The semi-estranged son in question is Bobby Green, played in yet another thoroughly strong and forcefully commanding performance by Joaquin Phoenix. He is a swinger and a hedonistic and drug addicted manager of a thriving nightclub in Brooklyn. His nights are an endless cycle of booze, drugs, and partying. His amoral lifestyle is one all night party of meet and greets and he is undeniably good at what he does. He, like every other nightclub owner, has a babe of a girlfriend, in this case named Amada (Eva Mendes, always physically fetching, but the not an always dependably gifted thespian). The nice angle here is that she truly loves Bobby, not his money, status, or the power he exudes. Bobby, in turn, reciprocates love back to Amada. In short: Life is good for him.
However, Bobby is not seen as a model citizen to his father and brother, who both work for the law. Bobby alienates his family primarily from his pleasure seeking and risky lifestyle, but even more so because he does not use his father’s last name. Green is Bobby’s dead mother’s maiden name, and this has never sat well with dear old dad, Burt Grusinsky (Robert Duvall, escalating a somewhat bit part to levels only he can muster). Burt is actually the district police chief, so this makes his relationship especially dicey with Bobby.
Bobby’s brother does not appreciate his choice of lifestyle either. Brother Joseph (played by Mark Wahlberg, who seems to be playing a less volatile and acid tongued version of his cop from THE DEPARTED here) is a high ranking cop within dad’s precinct and has made it his personal mission to ensure that drug trafficking is eradicated. A new wave of narcotics has swept New York and the police’s attempts to thwart it have been largely unsuccessful. The title of the film is actually quite apt, seeing as it was also the slogan for the NYPD of the 1980's to gain a metaphorical strangle hold of the drug trade that had engulfed the streets. Joseph and his father are posters boys for this new enforcement regime that hopes to tackle this ever escalating dilemma.

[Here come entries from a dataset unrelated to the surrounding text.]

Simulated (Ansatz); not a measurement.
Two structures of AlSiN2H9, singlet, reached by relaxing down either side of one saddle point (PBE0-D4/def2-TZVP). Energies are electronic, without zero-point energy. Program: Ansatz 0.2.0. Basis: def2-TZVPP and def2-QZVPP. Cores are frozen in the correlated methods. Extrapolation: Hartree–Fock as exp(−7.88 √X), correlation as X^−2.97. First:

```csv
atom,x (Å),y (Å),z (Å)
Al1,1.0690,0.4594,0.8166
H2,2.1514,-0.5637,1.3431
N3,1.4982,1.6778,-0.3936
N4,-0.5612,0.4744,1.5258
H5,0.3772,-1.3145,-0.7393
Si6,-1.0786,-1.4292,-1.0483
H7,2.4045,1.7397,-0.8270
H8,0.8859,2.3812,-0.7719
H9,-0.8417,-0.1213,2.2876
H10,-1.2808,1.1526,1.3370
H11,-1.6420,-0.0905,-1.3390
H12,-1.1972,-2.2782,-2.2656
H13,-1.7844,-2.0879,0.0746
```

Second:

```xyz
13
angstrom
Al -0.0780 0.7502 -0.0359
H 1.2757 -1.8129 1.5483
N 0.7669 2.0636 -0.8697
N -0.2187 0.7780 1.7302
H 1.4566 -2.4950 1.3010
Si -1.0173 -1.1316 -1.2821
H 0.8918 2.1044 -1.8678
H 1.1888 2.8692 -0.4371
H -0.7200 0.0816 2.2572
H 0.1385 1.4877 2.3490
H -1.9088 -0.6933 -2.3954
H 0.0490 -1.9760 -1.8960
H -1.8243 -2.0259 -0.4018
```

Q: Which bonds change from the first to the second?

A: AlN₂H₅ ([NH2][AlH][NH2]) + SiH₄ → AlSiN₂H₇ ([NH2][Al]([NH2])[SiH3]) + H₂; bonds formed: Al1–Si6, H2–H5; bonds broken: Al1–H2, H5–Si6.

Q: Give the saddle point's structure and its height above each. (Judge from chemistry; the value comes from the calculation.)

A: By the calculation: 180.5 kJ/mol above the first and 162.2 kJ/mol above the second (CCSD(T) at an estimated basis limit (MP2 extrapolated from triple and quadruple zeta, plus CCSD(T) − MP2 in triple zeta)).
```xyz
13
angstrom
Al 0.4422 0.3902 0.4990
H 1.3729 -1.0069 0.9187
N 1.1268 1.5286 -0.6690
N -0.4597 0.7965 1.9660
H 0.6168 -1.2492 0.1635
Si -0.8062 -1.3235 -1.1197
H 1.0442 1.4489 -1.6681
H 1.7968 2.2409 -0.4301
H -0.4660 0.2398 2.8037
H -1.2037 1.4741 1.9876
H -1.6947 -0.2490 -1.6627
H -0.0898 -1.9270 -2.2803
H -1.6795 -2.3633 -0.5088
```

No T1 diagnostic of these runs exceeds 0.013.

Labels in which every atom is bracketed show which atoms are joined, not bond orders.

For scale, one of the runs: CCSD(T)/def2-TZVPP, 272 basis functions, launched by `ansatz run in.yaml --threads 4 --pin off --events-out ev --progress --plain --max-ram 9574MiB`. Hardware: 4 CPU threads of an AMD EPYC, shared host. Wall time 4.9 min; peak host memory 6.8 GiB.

The real problem could be Bobby himself. He has always tried to ensure that his real relationship with his police family is kept a secret. Why? Maybe it has something to do with the fact that his nightclub has some ties to the Russian mafia. The club is owned by Marat Bujayev (played well by Moni Moshonov), who at first seems like one of those nice, congenial old Russian men that is easy to trust and like. Yet, deep down, Marat has deep ties to a Russian drug trafficking trade that seems to operate within Bobby’s club. Bobby is not implicitly involved, although he is a drug user, does not stop people from taking drugs in his place, and he sorts of turns a blind eye to most drug related concerns in his establishment.
Bobby’s eyes open up quite a bit when Marat’s dangerous and ruthless nephew, Vadim (played with icy cold malevolence by Alex Veadov), starts to use Bobby’s club as a main base of operations. Vadim actually asks Bobby at one point if he will join him in his drug empire, at the same time that Joseph is planning to take Vadim’s operations down for good. During one night there is a spontaneous drug bust, lead by Joseph, at Bobby’s night club and Bobby actually gets taken away in handcuffs due to his inebriated state. Joseph does not actually have enough to book Vadim, but he does send him a message (in a move that involves some real balls, he grabs Vadim’s roll of money and rips it in half right in front of him). Being a sadistic brute, Vadim orders a hit of Joseph and in a quick and brutal assassination attempt, Joseph is shot in the face and left nearly for dead.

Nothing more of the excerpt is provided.